Question

The difference between the different permutation of the word BANANA and rank of the word BANANA is
(A) 60
(B) 35
(C) 24
(D) None of these

Answer 1

Hint: First of all, we have to find the total number of words formed by BANANA. We know the formula that the total number of permutations of n items in which m items are the same is equal to $${\displaystyle \frac{n!}{m!}}$$. At first, we have the words starting with the letter A. We have to form a 6 letter word and A is fixed at the first position, so now we have 5 letters remaining that are B, N, A, N, and A. We have the letter A and letter N repeated twice. Using the given formula we will get total number of words starting from A. Now, we have the words starting from the letter BAA. We have to put the letters ANN at three different positions and we have the letter N repeated twice. Use this formula and get the total number of words starting from BAA. Now, we have the words starting with the letters BAN. The possible words are BANAAN, BANANA, and BANNAA. Now, get the rank of the word BANANA. Now, calculate the difference between the different permutations of the word BANANA and rank of the word BANANA.

Complete answer:

According to the question, it is given that we have the word BANANA. We have to find the difference between the different permutations of the word BANANA and rank of the word BANANA.

First of all, we have to find the total number of permutations of the word BANANA.

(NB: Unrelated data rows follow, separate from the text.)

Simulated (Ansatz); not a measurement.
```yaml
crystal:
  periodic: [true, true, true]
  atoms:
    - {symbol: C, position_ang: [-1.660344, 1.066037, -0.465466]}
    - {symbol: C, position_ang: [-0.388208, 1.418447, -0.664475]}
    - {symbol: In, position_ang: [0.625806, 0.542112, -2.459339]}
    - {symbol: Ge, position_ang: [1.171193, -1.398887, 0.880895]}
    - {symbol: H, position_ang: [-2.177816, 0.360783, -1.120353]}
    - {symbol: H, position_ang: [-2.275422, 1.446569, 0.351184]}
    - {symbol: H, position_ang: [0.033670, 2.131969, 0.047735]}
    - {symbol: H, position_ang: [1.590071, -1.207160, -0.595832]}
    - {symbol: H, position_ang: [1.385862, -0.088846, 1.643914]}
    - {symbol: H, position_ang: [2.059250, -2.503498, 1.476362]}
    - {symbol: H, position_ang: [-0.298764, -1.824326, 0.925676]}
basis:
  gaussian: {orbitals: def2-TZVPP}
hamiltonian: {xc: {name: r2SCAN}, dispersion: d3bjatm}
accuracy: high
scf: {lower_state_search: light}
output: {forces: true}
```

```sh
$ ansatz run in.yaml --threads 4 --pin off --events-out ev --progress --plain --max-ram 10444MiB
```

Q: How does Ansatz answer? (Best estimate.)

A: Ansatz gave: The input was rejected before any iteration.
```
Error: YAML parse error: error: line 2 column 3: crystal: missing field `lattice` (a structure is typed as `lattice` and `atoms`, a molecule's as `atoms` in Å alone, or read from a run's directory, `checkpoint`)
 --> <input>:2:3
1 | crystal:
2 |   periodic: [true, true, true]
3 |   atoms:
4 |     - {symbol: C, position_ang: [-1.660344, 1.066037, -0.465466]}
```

We know the formula that the total number of permutations of n items in which m items are the same is equal to $${\displaystyle \frac{n!}{m!}}$$ .

In the word BANANA, we have six letters. 

The total number of permutations of 6 letters = $$6!$$

But in the letter BANANA, we have the letter A repeated thrice and the letter N repeated twice.

So, the total number of permutations of 6 letters = $${\displaystyle \frac{6!}{3!\times 2!}}={\displaystyle \frac{1\times 2\times 3\times 4\times 5\times 6}{(1\times 2\times 3)(1\times 2)}}={\displaystyle \frac{4\times 5\times 6}{2}}=60$$ ……………………………..(1)

In the word BANANA, we have the letters B, A, and N. We know the orders of the letters. The letter A comes first then B, and then N.

At first, we have the words starting with the letter A.

Since we have to form a 6 letter word and A is fixed at the first position, now we have 5 letters remaining that are B, N, A, N, and A. 

We have to put these five letters at five different positions and we have the letter A and letter N repeated twice.

So, the total number of words starting from the letter A = $${\displaystyle \frac{5!}{2!2!}}={\displaystyle \frac{1\times 2\times 3\times 4\times 5}{(1\times 2)(1\times 2)}}=2\times 3\times 5=30$$ ……………………………(2)

Now, we have the words starting with the letters BAA.

Since we have to form 6 letter words and the letters B, A, and A are fixed at the first three positions so now, we have 3 letters remaining that are N, N, and A. 

We have to put these three letters at three different positions and we have the letter N repeated twice.

So, the total number of words whose first three letters are B, A, and A = $${\displaystyle \frac{3!}{2!}}={\displaystyle \frac{1\times 2\times 3}{(1\times 2)}}=3$$  ……………………………(3)

Now, we have the words starting with the letters BAN.

Since we have to form 6 letter words and the letters B, A, N are fixed at the first three positions so, now we have 3 letters remaining that are A,A and N. 

The possible words are BANAAN, BANANA, BANNAA

The word “BANANA” is the 2nd letter. 

The rank of the word BANANA = 30 + 3 +2 = 35 ……………….(4)

So, the rank of the word BANANA is 35.

The difference between the different permutations of the word BANANA and rank of the word BANANA = 60 -35 = 25.

Answer is none of these.

Hence, the correct option is D.

Note: In this question, one might think that the total number of permutations for the word BANANA is $$6!$$ . This is wrong because in the word BANANA we have the letter A repeated thrice and the letter N repeated twice. So, we have to divide $$6!$$ by $$3!$$ and $$2!$$ . Therefore, the total number of possible permutations is $${\displaystyle \frac{6!}{3!\times 2!}}$$.